Think this is great for all of you vegans…right Jaromey?
Brown Rice Salad
- For the salad
- 1 1⁄2 cups brown rice
- 1 red pepper chopped
- 1 green pepper, chopped
- 3 spring onions, chopped
- 1⁄2 cup raisins or 1⁄2 cup sultana
- 1⁄2 cup cashews or 1⁄2 cup peanuts
- For the dressing
- 1⁄2 cup olive oil
- 2 tablespoons soya sauce
- 1 crushed garlic clove
- black pepper
- Cook brown rice until tender, allow to cool.
- To prepare the dressing put the ingredients into a large jar with a tight fitting lid and shake well. Put aside.
- In a large bowl add the rice and all other salad ingredients.
- Pour over the dressing and mix through. The flavours improve on standing as the rice soaks in the dressing. Enjoy!

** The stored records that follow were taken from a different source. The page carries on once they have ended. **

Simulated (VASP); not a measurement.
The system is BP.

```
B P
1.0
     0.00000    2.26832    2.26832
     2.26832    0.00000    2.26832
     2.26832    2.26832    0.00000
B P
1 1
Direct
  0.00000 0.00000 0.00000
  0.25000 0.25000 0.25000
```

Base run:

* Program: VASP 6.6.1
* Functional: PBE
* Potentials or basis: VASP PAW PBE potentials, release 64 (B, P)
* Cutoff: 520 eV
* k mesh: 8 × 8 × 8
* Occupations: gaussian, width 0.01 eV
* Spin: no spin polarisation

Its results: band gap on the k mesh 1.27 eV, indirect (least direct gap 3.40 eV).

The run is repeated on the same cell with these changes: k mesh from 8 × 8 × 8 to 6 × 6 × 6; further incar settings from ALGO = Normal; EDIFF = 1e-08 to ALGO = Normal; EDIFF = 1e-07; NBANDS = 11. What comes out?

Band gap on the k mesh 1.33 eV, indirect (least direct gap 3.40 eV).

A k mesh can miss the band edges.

Two for one day. Both recipes are great for a BBQ party. The salad you can make ahead. The green onions should be done a half hour or so before you want to BBQ them.
ZESTY POTATO SALAD www.cooks.com
4 cups cooked potatoes
1/2 cup chopped celery
2 hard cooked eggs, chopped
1/4 cup green onions, sliced
1 teaspoon salt
1/8 teaspoon pepper
1 cup Miracle Whip
1 teaspoon prepared mustard
1/4 teaspoon celery seed
1 teaspoon horseradish* (optional)
dash of green Tabasco or red pepper (optional)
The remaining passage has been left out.